Robert Go, Jakarta – The new revenue-sharing formula between Jakarta and regional governments presents a medium-term Pandora's box, but its immediate effect is the reduction of the central government's ability to jumpstart the economy at the national level.

The 74.9 trillion rupiah (S$16 billion) plan will take effect next January and is aimed at quelling separatist sentiments in some of the country's resource-rich areas, which have protested against the siphoning off of revenues from local constituents to Jakarta for decades. "The government will focus on fiscal decentralisation as a way to avoid national disintegration," said Coordinating Economics Minister Dr Rizal Ramli.

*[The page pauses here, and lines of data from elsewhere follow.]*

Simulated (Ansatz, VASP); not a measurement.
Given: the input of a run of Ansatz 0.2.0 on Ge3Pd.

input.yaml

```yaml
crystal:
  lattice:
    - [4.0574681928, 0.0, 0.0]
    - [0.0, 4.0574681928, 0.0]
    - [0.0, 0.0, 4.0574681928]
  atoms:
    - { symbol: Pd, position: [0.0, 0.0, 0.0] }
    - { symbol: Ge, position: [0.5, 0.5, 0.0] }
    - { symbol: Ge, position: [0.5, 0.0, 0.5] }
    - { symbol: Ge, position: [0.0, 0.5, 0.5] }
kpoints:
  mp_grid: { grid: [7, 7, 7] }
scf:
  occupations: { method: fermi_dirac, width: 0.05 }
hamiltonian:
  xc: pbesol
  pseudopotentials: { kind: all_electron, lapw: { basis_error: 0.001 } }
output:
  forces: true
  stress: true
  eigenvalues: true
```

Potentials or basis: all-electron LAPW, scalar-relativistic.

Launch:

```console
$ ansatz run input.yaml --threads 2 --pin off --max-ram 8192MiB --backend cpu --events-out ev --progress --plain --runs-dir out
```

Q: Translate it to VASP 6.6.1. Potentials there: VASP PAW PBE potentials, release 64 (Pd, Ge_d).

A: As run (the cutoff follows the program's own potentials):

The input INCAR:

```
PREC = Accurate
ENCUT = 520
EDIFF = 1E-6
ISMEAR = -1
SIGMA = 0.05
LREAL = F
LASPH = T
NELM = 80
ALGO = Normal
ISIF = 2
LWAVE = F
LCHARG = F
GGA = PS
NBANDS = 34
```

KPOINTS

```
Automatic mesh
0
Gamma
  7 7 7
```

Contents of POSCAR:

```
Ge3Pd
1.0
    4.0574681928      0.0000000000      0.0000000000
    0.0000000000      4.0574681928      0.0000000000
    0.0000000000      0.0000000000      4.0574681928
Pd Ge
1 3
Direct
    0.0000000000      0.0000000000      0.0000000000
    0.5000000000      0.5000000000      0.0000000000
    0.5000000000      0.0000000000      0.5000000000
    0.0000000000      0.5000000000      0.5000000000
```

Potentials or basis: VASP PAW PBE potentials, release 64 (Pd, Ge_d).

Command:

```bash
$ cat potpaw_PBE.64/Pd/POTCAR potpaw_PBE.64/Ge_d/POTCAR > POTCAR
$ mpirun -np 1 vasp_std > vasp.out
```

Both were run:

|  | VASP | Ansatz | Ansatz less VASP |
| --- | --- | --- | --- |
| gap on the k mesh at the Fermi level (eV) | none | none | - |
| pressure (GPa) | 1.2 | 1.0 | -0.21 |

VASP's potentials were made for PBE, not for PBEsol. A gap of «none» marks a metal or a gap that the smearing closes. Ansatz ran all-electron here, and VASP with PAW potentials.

Finance Minister Prijadi Praptosuhardjo similarly indicated on Sunday night that regional governments would have more authority to determine their fiscal agendas and oversee development at the local level.

The plan, called Balanced Fund in the government's budget proposal to Parliament, features an 18.3-trillion-rupiah Revenue Sharing Plan that will reward resource-rich regions such as Aceh, West Papua and East Kalimantan.

The bulk of the programme, the 56-trillion-rupiah General Allocation Fund, will finance development programmes and routine governmental expenses.

But critics voiced concerns over the programme's practicality and focused their questions on the regional administrations' ability to use their new authority in a transparent and accountable fashion.

"The focus for this Budget is in guarding social stability, but as many of the regulations governing regional autonomy is not yet clear, the potential for corruption and other violations is substantial," said Dr Sri Adiningsih, an economist from Gadjah Mada University.

"For the central government, handing off what amounts to 25 per cent of its yearly budget to regional administrators means less flexibility to spend on economic recovery," she added.

A foreign banker based in Jakarta also warned: "The government can't stop at transferring more money. It has to set clear guidelines as to how the money should be used and monitor the entire process."

Even the International Monetary Fund and the World Bank, two key supporters of Indonesia's struggle to climb out of the crisis, have suggested that implementing fiscal decentralisation presents a major challenge to the government.

Under current and past arrangements, Jakarta oversees all development programmes in the regions and manages revenues from exploitation of natural resources. But since the resignation of former President Suharto in 1998 and the relaxing of control by the central government, regional constituents have openly accused Jakarta of stealing local revenues.

The regional autonomy plan was hatched by President B. J. Habibie's administration and finalised during President Abdurrahman Wahid's term.

The following are the key figures and measures of the budget:

  • Total expenditure will be 295 trillion rupiah (S$62 billion) while total revenue is expected to be 243 trillion rupiah.
  • The largest single spending item is the 74.9 trillion rupiah funding for provincial and local governments to give them more economic autonomy and responsibility.
  • Fuel prices will be raised an extra 20 per cent from April as the government continues to cut a range of costly fuel subsidies.
  • Total subsidies in 2001 will be 48.27 trillion rupiah, covering a range of essential commodities, but mostly fuel – including kerosene, which many Indonesians use for cooking and lighting.